I’ve been somewhat fascinated by the idea of putting potatoes in a pasta dish since I first saw a recipe for it a couple years ago, and my Inner American gasped “All of that starch! How totally unhealthy!” forgetting, as usual, that the people in the world that eat dishes like this are for the most part, 75 percent of the size of your average American.
But the disconnect between American dieting ideals and results is not what I wanted to discuss today, promise. This is really about it being late winter in the Northeast, a good month or two before the local produce looks particularly tempting and being kind of sick to death of everything readily available. Suddenly, potatoes and pasta don’t just sound feasible, but like they’re the best idea, ever. Throw in some sharp, spicy arugula and rosemary, if that’s your thing, and you might also wonder why you haven’t made it sooner.

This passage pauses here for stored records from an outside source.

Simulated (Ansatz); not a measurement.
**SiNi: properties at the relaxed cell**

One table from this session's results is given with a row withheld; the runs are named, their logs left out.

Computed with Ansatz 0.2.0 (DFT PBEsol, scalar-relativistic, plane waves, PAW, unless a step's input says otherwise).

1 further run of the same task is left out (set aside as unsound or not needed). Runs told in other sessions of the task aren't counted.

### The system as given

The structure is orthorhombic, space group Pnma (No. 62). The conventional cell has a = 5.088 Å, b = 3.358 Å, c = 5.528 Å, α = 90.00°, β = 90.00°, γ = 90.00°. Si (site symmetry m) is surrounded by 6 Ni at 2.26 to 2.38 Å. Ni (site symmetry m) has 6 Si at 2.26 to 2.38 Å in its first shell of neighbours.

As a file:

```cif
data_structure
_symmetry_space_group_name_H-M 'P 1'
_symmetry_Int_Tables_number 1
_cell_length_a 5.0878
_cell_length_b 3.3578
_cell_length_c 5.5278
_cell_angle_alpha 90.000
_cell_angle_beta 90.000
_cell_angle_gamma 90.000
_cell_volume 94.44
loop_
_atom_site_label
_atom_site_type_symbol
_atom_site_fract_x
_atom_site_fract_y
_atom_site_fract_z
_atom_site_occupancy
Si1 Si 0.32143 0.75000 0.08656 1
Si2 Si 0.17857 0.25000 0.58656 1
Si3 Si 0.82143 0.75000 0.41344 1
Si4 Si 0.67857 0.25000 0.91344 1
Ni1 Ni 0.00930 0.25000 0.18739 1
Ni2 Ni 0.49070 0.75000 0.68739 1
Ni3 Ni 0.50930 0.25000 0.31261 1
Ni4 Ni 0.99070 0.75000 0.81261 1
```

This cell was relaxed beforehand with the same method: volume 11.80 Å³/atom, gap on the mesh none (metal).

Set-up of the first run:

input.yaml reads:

Pasta with Potatoes and Rocket
Adapted from Chez Panisse Vegetables
My only grievance with this dish, if there could be one, was the amount of garlic in it. For some reason, 4 to 6 clovers for a dish that only lightly sautees it and does not suspend it in a sauce seemed way over the top. (Or perhaps have I lost my taste for “unmistakeably all-American” doses of garlic.) I’d use one clove next time, perhaps two.
1 pound firm boiling potatoes (I’d recommend fingerlings, even though we couldn’t find them)
About 1/2 cup extra-virgin olive oil
Salt and pepper
2 bunches rocket (about a half pound)
1 small red onion
4 to 6 cloves of garlic, or as per my experience, 1 or 2
1 sprig rosemary (optional)
3/4 pound penne or other tubular pasta
Preheat the oven to 400°. Slice the potatoes about 1/3 inch thick and toss them with a small amount of the olive oil, salt, and pepper. Spread them in a single layer in an ovenproof dish or on a baking sheet (I like to line mine with parchment, to make everything — and clean-up, easier) and roast in the oven until they are golden brown and cooked through, about 15 minutes. (Mine took a bit longer.)
Meanwhile, wash the rocket* (older, larger leaves are preferable to the tender sprouts), drain, and set aside. Slice the red onion thin. Peel and chop fine the garlic cloves and the rosemary leaves. Put a large pot of salter water on to boil for the pasta.
When the potatoes are done, remove them from teh oven and put the pasta on to boil. Heat a saute pan, add some of olive oil, and saute the sliced onion until it is soft and translucent and starting to brown, about 5 minutes. Add the rocket and garlic, and saute both until they just begin to wilt and soften. Lower the heat, add the potato slices and rosemary and toss together for a minutre or two. When the noodles are done, drain them and add them to the potatoes and onion. Add a squeeze of lemon juice and toss everything together. Drizzle with a little olive oil and serve.
* I’m kind of a nut about arugula-washing techniques, so here is my tried-and-true method: Get a very big bowl. Fill it with cold, cold water. Cut the attached part of the arugula bundle off (so they’re in individual sprigs) and drop the bundle in the water. Have a colander nearby. Swish, swish, swish the arugula around with your hand and then scoop it up and dump it in the colander, being careful not to pick up the sandy dirt you’ve just dropped to the bottom of the water. (That’s the genius, by the way, the dirt always drops off.) If the water is still foggy/beige, rinse the bowl out and repeat this process until it is clear, and the sand at the bottom is at a minimum. Shake out the lettuce in the colander and either spin it in a salad spinner or spread it out on a big dish towel until it is dry. I actually wash all lettuces this way, but arugula, being particularly dirt-crusted, is particularly made for this technique.